The objective of the project was to develop an approach to use Raman spectroscopy to predict sensory quality of fresh pork loins. Pork loins (n=200) were selected during fabrication on seven different production days and six different production plants. Loins were selected to represent the range of quality features. Scans of the ventral portion of the intact loin were collected with a portable Raman spectrometer. Scan time was 6 seconds. Loins were then packaged and aged 14 days. Pork chops from each loin were cut and packaged 14 days postmortem. Scans of the cross section of central loin chops were collected on all 200 loins. Each chop was scanned in three locations of the cross section with a scan time of 6 seconds. Pork sensory quality was evaluated on a select group of loins (n=75 per group) to determine sensory tenderness, chewiness, juiciness, flavor, and off-flavor. Slice shear force was measured on all loins (n=200 per group).

Raman peaks are represented by their wavenumber (Raman shift) and intensity. The peak intensities are dependent on many factors that may vary from sample to sample (i.e., sample size, exposure time, etc.), but their Raman shifts (i.e., the peak wavelengths) remain identical as long as the molecular makeup is the same. These data are summarized using a barcode approach to highlight unique Raman shift “fingerprints” of each sample. Binary barcodes are generated for each sample based on the second derivative spectra collected. Each sample has a barcode that is specific to its Raman spectral properties. The barcode was used to determine the association with sensory traits and pH traits.

Raman spectral properties of pork loin at day 1 postmortem were approximately 60-70 % accurate in predicting aged pork loin tenderness traits. Raman properties of each pork loin after aging were generally over 90 % accurate. Prediction of cooked pork loin juiciness was better than that for tenderness traits.

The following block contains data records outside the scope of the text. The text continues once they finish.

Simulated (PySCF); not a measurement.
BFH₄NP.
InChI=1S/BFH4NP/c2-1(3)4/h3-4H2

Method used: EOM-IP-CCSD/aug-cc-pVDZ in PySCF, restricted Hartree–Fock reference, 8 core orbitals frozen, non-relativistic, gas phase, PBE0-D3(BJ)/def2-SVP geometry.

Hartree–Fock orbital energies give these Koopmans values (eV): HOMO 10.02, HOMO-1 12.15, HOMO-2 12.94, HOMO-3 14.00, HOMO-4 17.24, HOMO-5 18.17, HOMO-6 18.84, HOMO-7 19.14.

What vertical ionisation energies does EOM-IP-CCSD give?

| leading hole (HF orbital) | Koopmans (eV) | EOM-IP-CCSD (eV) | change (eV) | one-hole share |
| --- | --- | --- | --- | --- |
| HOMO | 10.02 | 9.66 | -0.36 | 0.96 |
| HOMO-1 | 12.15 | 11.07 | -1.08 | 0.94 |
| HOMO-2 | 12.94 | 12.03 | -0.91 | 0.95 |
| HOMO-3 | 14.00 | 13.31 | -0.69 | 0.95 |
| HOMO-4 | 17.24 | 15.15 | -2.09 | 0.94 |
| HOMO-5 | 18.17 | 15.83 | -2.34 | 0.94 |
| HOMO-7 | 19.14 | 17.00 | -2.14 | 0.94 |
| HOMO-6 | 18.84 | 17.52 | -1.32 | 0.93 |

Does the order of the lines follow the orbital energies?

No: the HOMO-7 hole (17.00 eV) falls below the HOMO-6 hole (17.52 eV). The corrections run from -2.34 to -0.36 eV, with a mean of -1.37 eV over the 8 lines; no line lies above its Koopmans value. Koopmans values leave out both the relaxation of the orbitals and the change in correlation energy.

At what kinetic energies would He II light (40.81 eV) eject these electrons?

Aged pork pH was accurately predicted with a regression curve of 11 Raman peaks (within 0.17 pH units). Inclusion of all the spectral data resulted in an improvement in the accuracy of pH prediction to within 0.05 units. This finding is significant and shows promise of developing a non-invasive, non-destructive method to measure an important fresh pork quality trait- pH.

Raman spectral properties show promise in prediction of fresh pork quality. Adoption of the procedure will require engineering to allow measurement at line speeds.